It has always seemed to me a naive expression of faith that the transformation from massive duplicate cataloguing in the card-index era to machine-readable cataloguing would necessarily bring the benefits foreseen by the Indiana Network Conference of 1971. Cataloguers are as reluctant to accept another's description in machine-readable form as they are in manual form. Within even ESTC - as a world-wide project - there are fundamental disagreements about detail between libraries that are participating. London University derives a basic record from ESTC for the Porteus Collection project quite cheaply: but then spends as much on tinkering with the derivative as it might have done if it had started from scratch! This is nonsense, and results in a situation not very different from that which computers were supposed to liberate libraries. On a scale which has to be seen to be fully appreciated, the National Library of Australia (using the WLN system) devotes resources to producing an acceptable AUSMARC record which far exceeds the expense which would have been incurred in continuing in the old way. Unless libraries face squarely the fact that the flood of world printing is such that only shared resources can balance the difference between the rate of accession needed to keep "league status" and the capability to make acquisitions accessible using the new technology, we shall be forced to adopt a policy which reduces acquisition to the level of what can be processed. For a great research library this would be an admission of defeat.

ESTC has, perhaps unfortunately, demonstrated a fact which scholarship is just beginning to grasp: that bibliographical information in machine-readable form represents an advance in the handling of information about books as profound as the transformation from manuscript to print. The generation which will patronize St. Pancras will be as impatient with traditional methods of access to the literature of the past as Bembo must have been when he made his journey on mule-back from Italy to St. Gallen to examine a text of Cicero. But seizing opportunities has never been a characteristic of the dogmatic mind, and I fear that already opportunities are being lost because of the ever-increasing gulf that separates those who administer libraries from those who use them. When libraries become victims of orthodoxy (especially ecumenical orthodoxy) they threaten the very purposes they are supposed to serve.

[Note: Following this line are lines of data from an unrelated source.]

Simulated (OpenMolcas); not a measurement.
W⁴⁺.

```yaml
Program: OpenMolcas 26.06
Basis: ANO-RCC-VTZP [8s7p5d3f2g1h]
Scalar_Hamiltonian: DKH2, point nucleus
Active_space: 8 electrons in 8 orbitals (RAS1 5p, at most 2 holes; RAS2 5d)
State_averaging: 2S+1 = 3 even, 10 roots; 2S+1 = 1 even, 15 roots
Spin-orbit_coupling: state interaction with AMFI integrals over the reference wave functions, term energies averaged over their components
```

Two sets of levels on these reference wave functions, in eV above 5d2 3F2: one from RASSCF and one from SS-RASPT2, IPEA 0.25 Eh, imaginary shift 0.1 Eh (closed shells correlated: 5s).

I have dwelt at length on cataloguing because catalogues are the most immediate link between users and a library. Do you realise that more resources (human and financial) have been spent on cataloguing our collections since 1787 than on acquiring them?

No two research libraries have identical collection development policies, and it would be surprising if they did. Some of the largest ones have similar policies, of course, even if their foundation collections have different origins. All large libraries have collections which were gained by accident rather than design. The "royal" collections of several national libraries are a case in point. But collection development, even on as grandiose a scale as envisaged by Panizzi, is inevitably governed by factors of an unforeseen nature. There will always be, therefore, a proportion of any research library's collections unduplicated in other institutions. Derived cataloguing can only ever be a partial solution to the problem of converting manual into machine-readable records. But it is a vitally important partial solution. And it is fortunate that, notwithstanding the orthodox desire for uniformity, the computer in fact liberates us from the tyranny of the "right card in the right place". I daily demonstrate to visitors in S8 the fact that one can find a book on the ESTC file even if the crucial data concerning author, place of publication and date are wrong! Nowhere is the failure to perceive the difference between a card catalogue and a machine catalogue more evident than in OCLC which produces a daily torrent of computer-generated cards. It reminds me of those early printers who, possessed of a resource of enormous power, sought only to imitate manuscripts.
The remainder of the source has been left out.